The team's future is bright with the likes of Bo Bichette and Vladimir Guerrero Jr. smashing club records in their rookie seasons.

And it's a future that Manoah — the Jays' first-round pick in this year's MLB draft — sees himself playing a big part in.

"It's extremely exciting, especially thinking that we can all be together for the next, hopefully, 10, 12 years, make some playoff pushes and win some World Series," said the 21-year-old right-handed pitcher. "So being a part of that and hopefully a main nucleus, it's a dream come true, honestly."

Plus, watching the young guns play is entertaining.

"I'm a fan, just like everyone else," he added with a wide smile.

It's been a summer of change for Manoah.

He was selected 11th overall by Toronto on June 3, just a day after his college career at West Virginia University came to an abrupt end with an 11-10 loss to Texas A&M in the regional playoffs.
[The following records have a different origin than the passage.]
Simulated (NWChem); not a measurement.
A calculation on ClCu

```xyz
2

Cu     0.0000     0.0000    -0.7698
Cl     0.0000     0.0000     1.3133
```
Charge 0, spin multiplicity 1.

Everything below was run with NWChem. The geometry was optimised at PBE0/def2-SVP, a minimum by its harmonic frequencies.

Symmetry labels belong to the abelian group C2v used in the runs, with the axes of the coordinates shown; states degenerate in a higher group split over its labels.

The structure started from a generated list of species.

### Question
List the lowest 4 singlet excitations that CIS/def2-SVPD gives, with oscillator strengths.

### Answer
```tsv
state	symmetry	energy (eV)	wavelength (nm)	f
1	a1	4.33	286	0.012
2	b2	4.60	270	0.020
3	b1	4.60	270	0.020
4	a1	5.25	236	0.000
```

Manoah had put in a big junior year with the Mountainers, compiling a 9-4 record with a 2.08 earned-run average through 16 starts (108 1/3 innings), and recording 144 strikeouts and 27 walks. The performance earned the six-foot-six, 260-pound athlete the title of Big 12 Conference Pitcher of the Year.

After signing a contract reportedly worth more than US$4.5 million in July, Manoah spent some time training with fellow prospects at the Blue Jays off-season facility in Dunedin, Fla. before he was assigned to one of the club's minor league affiliates, the Vancouver Canadians in B.C.

Getting up to Canada took some time, however, as the Miami native had to first get a passport.

"This was my first time leaving the country, leaving the United States," he said.

His professional debut came on July 27 when Manoah started for Vancouver against the Indians in Spokane. His first pitch was a strike.

Manoah went on to throw three innings in his next six games, allowing two hits and forcing 12 strikeouts.

So far, adapting to life as a professional baseball player has been relatively smooth, he said.

"The only adjustment I've had to make is not worrying about classes," said Manoah, who's still working on a degree in communications. "It's just wake up, baseball, go to sleep, then wake up, baseball again."

During the off-season, he plans to return to West Virginia to take some more classes and train with the team before heading home to Miami.

For now though, he's playing and training with the Canadians, focusing on his off-speed pitches, including the change-up he rarely broke out in college. He also has a slider and throws a fastball in the 94-97 mph range, according to MLB Pipeline.

Because he played so much college ball this year, the club's trainers and staff have curtailed the young pitcher's work on the mound through the tail-end of the Northwest League's season.

The limited play hasn't been easy for the self-described "extremely competitive" Manoah.

"It's one of the hardest things I've ever had to do, honestly. Because I just want to pitch the whole game," Manoah said, adding that he's been known to argue with coaches who try to pull him from play.

But he knows the team is looking out for his best interests and trying to save him from serious injury. 

"Obviously, the organization, they know what they're doing. And I have trust in them. There's no rush right now," he said.

The Jays' approach to the future and molding young talent is part of what drew Manoah to the club. He met with "a few" different teams ahead of the draft, but said his time with people from Toronto's front office was something special.

Afterward, Manoah immediately texted his agent, saying he thought the Jays would be a perfect fit. He liked that the organization wanted to tailor training and growth to specific players instead of using a one-size-fits-all approach.

"They really put a lot of effort and a lot of work into making sure everyone is comfortable with the routine," he said.

"The biggest thing is they're really big on player development and their biggest thing is developing players to the best of their abilities."

Manoah believes in the base the Jays' front office is building and hopes it's one that can support the team's success for a long time.

While Bichette and Guerrero have caught fans attention in recent months, there are a number of talented young guys coming up through the organization, including a number of great players currently with the Canadians, Manoah said.

"It's just a bunch of guys that are waiting to get their chance as well," he said.

"I think we're all extremely motivated. … I think all of us working together and knowing that we're part of a movement, I think that excites everyone that's part of the organization."